June 16, 2026
Energy

AI Power Hunger Sparks Push for Energy Efficiency


The surge of AI and the data center boom have started to pose challenges to the global energy system amid soaring power demand, spiking energy bills, and a higher environmental footprint.

As much as AI is changing the world and the economy, it could also offer assistance to one of the energy sector’s most pressing needs in times of rising demand, uncertainty in fossil fuel supply, and inflationary and supply-chain pressures in the renewables industry—energy efficiency.

AI could be the tool to help unlock additional energy gains and accelerate progress in efficiency, which has been slow in recent years. The advance of AI itself could be a leap toward energy efficiency, as data center developers will have to offset the negative image of drawing power and water resources from communities.

With increasingly stronger NIMBY movements to oppose data center locations in rural America and rising energy bills, AI could partly redeem itself by becoming the key enabler of massive progress in energy efficiency.

AI-Assisted Energy Efficiency

“We could be at a moment where we could step up efficiency progress, particularly in industry, unlocked by AI,” Brian Motherway, head of energy efficiency at the International Energy Agency (IEA), told the Financial Times.

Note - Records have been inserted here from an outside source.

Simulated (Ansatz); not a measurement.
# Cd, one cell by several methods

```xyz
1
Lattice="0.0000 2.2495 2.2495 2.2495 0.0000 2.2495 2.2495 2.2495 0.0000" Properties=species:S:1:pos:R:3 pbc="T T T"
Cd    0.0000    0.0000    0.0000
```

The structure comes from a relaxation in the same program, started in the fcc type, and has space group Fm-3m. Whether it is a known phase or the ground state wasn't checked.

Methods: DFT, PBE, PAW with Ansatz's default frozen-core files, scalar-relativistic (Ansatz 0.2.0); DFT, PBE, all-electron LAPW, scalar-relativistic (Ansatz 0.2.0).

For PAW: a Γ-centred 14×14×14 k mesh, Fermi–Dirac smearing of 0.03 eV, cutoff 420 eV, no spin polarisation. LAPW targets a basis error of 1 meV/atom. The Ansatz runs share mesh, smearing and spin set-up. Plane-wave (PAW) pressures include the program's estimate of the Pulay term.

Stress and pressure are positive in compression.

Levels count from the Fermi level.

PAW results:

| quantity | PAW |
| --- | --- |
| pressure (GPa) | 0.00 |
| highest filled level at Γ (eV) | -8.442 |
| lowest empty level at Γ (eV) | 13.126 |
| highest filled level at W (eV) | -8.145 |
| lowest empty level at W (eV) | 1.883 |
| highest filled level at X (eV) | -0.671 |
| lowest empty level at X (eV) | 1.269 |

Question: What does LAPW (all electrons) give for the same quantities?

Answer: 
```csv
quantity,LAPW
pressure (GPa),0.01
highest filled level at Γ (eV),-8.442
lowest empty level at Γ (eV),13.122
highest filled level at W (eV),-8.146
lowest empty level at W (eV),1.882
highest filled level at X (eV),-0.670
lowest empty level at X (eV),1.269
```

At the end of last year, Motherway said that “slow efficiency progress is a wasted opportunity” as the world remains off track for the goal of doubling efficiency improvements to 4% per year by 2030.

Per the latest data from the IEA, rather than increasing towards the 4% goal, global efficiency progress has slowed in recent years. The average annual improvement since 2019 has been only 1.3%, well below the 2% starting point for the doubling goal.

Related: U.S. EV Adoption Slows While Global Demand Accelerates

In some regions, accelerating electricity demand growth has led to an overall increase in less efficient power generation, while increased access to air conditioners has pushed up cooling-related electricity demand, not necessarily with the most efficient air conditioners, Motherway argued.

In addition, policies have lagged progress in technology, “leaving significant savings on the table,” the official said.

While improved energy efficiency remains one of the fastest and most cost-effective ways to strengthen energy security, lower costs, and reduce emissions, it hasn’t lived up to expectations or to the IEA’s goals.

No one questions AI’s capabilities to be much more efficient than humans in recognizing where the wasted energy is, especially in industrial applications.

For example, renewable energy companies that have invested in AI and digital twin solutions could see huge benefits in their efficient operations, a 2025 study published in Energy Reports showed. The use of digital twin technology in renewable energy systems, combined with AI, boosts predictive maintenance efficiency. This reduces unplanned downtime by 35%, raises energy production by 8.5%, and reduces energy costs by 26.2%, according to the study by researchers at French and Moroccan universities.

Still, challenges to making AI mainstream in energy production, distribution, and transmission remain, “including high implementation costs, cybersecurity risks, and the complexity of integration,” the scientists noted.

To have AI-enabled efficiency gains, companies would need to invest in upgrades of equipment that would be expensive and often tailor-made, according to analysts.

“Companies need to go factory by factory investing in bits of kit that are often bespoke,” Sam Kimmins, director of energy at the non-profit Climate Group, told FT.

Efficiencies Cannot Offset AI Power Demand Surge

If AI could help accelerate efficiency gains, it could partly compensate for the surge in global power demand. Last year, electricity demand from data centers rose by 17%, and that of AI-focused data centers jumped even faster, soaring by 50%, the IEA said in a report in April. These surges in AI-driven power demand vastly outpaced the 3% growth in global electricity demand.

With the exponential surge in power demand, the AI value chain has seen a scramble for electricity, grid connections, manufacturing capacity, chips, and capital, the agency notes.

AI is not only sucking up energy, but it also uses water and other natural resources, including land.

The United Nations University Institute for Water, Environment and Health (UNU-INWEH) warned in a report earlier this month that by 2030, AI’s water use will match the needs of 1.3 billion people.

The AI data centers are also projected to consume 945 terawatt-hours of electricity globally by the end of the decade. This would nearly triple the combined annual electricity use of Pakistan, Bangladesh, and Nigeria—countries collectively home to more than 650 million people, the UN scientists say.

“This report is not a case against artificial intelligence, a technological transformation that is improving the lives of billions of people around the world,” said Professor Kaveh Madani, Director of UNU-INWEH, who led the investigation team.

“We have a narrow window to ensure that the backbone of the technological revolution of our era develops within planetary limits, and that the communities who provide the critical minerals for advancing AI and the ones that host its infrastructure and e-waste are also among those who benefit from it.”